Tim Bell never imagined he’d be signing partnership agreements because of a playground. Nor that the agreements would be with one of the largest lumber companies in the world and a small First Nation community in the Shuswap.
“I’ve learned in my career to always expect the unexpected,” says Tim Bell, Arrow’s Vice President – Trucking Operations. “But this is probably the first time I’ve gone into a four-way partnership to deliver on a project without any agreement in place.”
For many months, new leadership in the Little Shuswap Lake Indian Band (LSLIB) had been working to reopen relationships with industry partners, specifically to help the Band realise the benefits of their provincial forest license.

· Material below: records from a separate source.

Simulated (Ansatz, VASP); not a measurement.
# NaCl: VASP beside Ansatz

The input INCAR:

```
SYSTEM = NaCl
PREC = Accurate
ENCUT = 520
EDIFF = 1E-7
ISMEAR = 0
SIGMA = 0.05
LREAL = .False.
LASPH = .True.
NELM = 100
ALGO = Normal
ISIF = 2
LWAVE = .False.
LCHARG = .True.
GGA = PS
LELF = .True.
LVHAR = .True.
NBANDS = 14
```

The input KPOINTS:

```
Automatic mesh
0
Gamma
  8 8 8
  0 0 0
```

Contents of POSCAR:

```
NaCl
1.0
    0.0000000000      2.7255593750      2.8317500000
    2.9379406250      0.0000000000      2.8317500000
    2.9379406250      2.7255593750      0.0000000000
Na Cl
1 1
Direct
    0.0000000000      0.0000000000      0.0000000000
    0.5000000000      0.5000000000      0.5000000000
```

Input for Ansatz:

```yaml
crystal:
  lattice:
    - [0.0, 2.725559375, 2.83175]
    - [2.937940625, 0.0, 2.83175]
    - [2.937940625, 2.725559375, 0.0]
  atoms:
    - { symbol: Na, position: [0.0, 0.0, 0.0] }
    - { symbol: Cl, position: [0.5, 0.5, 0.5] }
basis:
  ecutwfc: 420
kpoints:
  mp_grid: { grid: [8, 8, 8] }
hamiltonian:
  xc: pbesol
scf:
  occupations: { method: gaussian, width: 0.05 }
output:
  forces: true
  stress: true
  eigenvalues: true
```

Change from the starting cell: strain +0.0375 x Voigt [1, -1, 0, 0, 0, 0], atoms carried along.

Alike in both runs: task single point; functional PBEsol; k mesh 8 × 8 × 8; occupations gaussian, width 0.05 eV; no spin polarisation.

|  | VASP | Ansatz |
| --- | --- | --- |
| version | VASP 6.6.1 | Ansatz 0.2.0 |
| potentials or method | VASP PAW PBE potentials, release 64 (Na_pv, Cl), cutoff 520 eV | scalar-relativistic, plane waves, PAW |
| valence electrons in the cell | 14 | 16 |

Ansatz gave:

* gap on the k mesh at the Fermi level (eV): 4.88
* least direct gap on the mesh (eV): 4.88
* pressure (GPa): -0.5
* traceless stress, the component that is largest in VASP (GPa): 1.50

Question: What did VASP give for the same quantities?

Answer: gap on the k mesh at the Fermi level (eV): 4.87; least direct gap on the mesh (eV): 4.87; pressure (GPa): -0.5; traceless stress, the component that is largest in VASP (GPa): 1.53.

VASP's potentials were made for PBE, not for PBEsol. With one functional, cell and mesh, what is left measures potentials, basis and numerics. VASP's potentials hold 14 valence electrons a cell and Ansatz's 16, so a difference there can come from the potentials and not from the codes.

“We were looking for companies whose approach to partnerships extends beyond what we see in typical resource-development agreements,” says LSLIB’s economic-development advisor, Leonard Jackson of BCT Projects. “We asked several forestry companies to pitch concepts for working together.”
Enter Brad Bennett, Interfor’s Woodlands Manager. Within a couple of conversations, he and Jackson had brought Bell into the discussion, realising that building a lasting partnership between Interfor and the LSLIB needed a partner like Arrow.
“Interfor had been attempting to engage with the LSLIB for a long time with little success, but we knew the current Chief and Council were looking for companies with whom to partner on their forestry project,” says Bennet. “Having worked with Arrow on other projects, and knowing the company’s commitment to Aboriginal engagement, we knew we wanted Arrow in the room with us from the start.”
When Interfor, Arrow and the LSLIB sat down for the first time, the goal was getting to know one another. Specific business was off the table and instead, initial discussions focused on whether the people in the room felt there was a cultural fit. LSLIB Councillor, Dale Tomma, recalls talking to Bell, Bennett and Jackson about the importance the band’s leadership places on progressive development.
“As leaders, one of our jobs is to get out into other communities to look at what they are doing to spur economic development,” says Tomma. “I happened to mention a place I’d visited where the mill had recently built a recreation facility. This, in a small community where people were already benefiting from the mill economically through employment. What I saw there was how the community now came together socially, in the beautiful space the company had created.”
“We had been discussing the importance of companies recognizing that lasting relationships are not just built on revenue sharing,” says Bell. “We knew Dale wasn’t telling us that story because she wanted us to build a playground, even though we know there isn’t one in the community and we know that kids bike down a busy, dangerous highway to Chase to play.”
Bell, Bennett and Jackson walked out of the meeting and knew they were building a playground anyway. A playground that opened on June 14.
“We’ve partnered with several First Nations communities on different projects. All unique, and all mutually beneficial,” continues Bell. “What makes this one special is that we all went into those initial discussions without a defined project or business goal in mind. And while the immediate outcome is this playground, which isn’t even a part of the formal partnership agreements we’re working on, it’s representative of how we want to work together on what we hope will become long-term business relationships.”
The details of the resource-development partnerships are still being finalized. The parties are working towards revenue and employment agreements that will see LSLIB sell timber volumes to Interfor. Arrow and Interfor will have an agreement to haul timber, not only from LSLIB land to the Adams Lake Mill, but also on other forestry projects. And they’ll do this in logging trucks they put on the road with LSLIB, through a joint-venture partnership.